Global and domestic political crises and competing superpowers will be mere sideshows to an extinction-level crisis, a distraction we will lament. We will long for the days when politics mattered. When we had a choice about whether to ‘care’ about what was going on ‘out there’.
The only arms race that matters right now is technology and human nature vs. Mother Earth. And unfortunately she’s got a few billion years’ experience on us and the odds stacked firmly in her favour.
All signs point to a giant unavoidable climate-sized iceberg ahead. We have 5, maybe an optimistic 10, years of ‘the good life’ left. A time we will look back and marvel on, wondering at the paradise we lived in; how much we took for granted, how lucky many of us were.
Even if every human being on the planet started doing the ‘right’ thing at this very moment; living sustainable, ethical, zero-carbon, non-consumption-focused, circular-economically driven lives, we would still not be able to avoid the reckoning that is coming. And let’s face it, there’s absolutely zero chance of a humanity-wide behavioural pivot happening now or any time soon.
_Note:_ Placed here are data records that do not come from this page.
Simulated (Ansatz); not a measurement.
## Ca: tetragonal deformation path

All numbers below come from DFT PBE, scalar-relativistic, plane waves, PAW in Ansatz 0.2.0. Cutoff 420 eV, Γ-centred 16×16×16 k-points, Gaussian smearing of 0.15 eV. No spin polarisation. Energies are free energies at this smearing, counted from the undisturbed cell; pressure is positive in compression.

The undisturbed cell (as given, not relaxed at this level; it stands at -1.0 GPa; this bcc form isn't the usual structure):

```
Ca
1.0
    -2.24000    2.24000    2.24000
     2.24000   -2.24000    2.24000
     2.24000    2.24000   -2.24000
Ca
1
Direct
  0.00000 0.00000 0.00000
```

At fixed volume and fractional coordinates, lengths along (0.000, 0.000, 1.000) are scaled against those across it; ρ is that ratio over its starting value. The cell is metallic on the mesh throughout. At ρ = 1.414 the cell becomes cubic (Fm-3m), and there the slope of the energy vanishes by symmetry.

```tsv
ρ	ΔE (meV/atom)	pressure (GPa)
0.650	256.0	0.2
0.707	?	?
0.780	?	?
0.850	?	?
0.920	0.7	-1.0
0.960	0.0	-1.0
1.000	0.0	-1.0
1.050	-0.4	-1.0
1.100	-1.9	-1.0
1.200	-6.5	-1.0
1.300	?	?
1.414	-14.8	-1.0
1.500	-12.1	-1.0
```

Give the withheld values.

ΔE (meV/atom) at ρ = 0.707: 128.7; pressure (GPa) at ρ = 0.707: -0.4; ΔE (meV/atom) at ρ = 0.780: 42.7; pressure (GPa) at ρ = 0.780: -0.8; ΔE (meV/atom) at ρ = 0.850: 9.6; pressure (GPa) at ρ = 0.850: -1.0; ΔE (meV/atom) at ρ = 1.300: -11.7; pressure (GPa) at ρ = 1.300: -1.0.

Whatever we have set in motion now cannot be stopped. Sure we can spend the next 20 years frantically trying to reverse it but there will still be a highly uncomfortable, at best, and downright apocalyptic, at worst, interim period between the setting in of massively disruptive climate change and whatever technological panaceas we attempt to mount. And that’s if we can mount them before civilisation as we know it collapses, taking with it the infrastructure that will surely be required to attempt climate change mitigation at the scale required.
Before anyone reaches out to check on my mental health, I assure you I’m perfectly calm about it.
I really want to be wrong. Unfortunately I tend to be right about macro-trends and trends in general. I’m something of a closet futurist and forecaster. What I’ve not been good at is sharing these prognoses. Mostly they sit in my head, taking up space and in this case causing me a lot of anxiety, and then one by one I watch things happen exactly as I anticipated.
That’s what I’m trying to change. Because I can’t spend these remaining 5-10 good years pretending and feigning blissful ignorance, assuming that our governments will at some point (surely?) step in and take meaningful action, while impending doom festers inside me.
If I do have a legacy—though frankly the whole concept of legacy on an individual scale seems a waste of time given the aforementioned future —then let it be that. And let it be that I maybe inspired others to speak the truth, too.
So, now what?
Yes, do the right thing. Reduce your consumption. Reduce your waste. Be more mindful of your impact. For God’s sake stop using single-use anything. Lobby your local Minister for faster, greater, realer climate action. Donate to eco-charities. Any charities.
Try and be a better human. Not because it will save our current way of life in the long-term, or deter the inevitable climate shift, but because if we as a species don’t figure this out now, the generation of babies that are currently learning how to be human will be that much farther from a truly sustainable existence on Planet Earth. Whatever kernels of knowledge survive, whenever we get to the other side of what is coming, let them hold hope because we began to figure this out now.
Also, enjoy life. As much as you can. There is no point wasting the next 5-10 years in a state of permanent anxiety and fretfulness. Start living like you may not have any of the opportunities in front of you again. Don’t go nuts on the consumption front obviously (see previous paragraph). But start saying things that have been on your mind for a while. Take that risk. Start that project. Try to find a little more joy in the simple, the free, the natural.
Do perhaps start stocking a few extra bottles of your favourite wine or spirit, occasionally. Just remember when the electricity grid goes there will be no ice, so better to store drinks you can enjoy at room temperature.
Whatever kernels of knowledge survive, whenever we get to the other side of what is coming, let them hold hope because we began to figure this out now.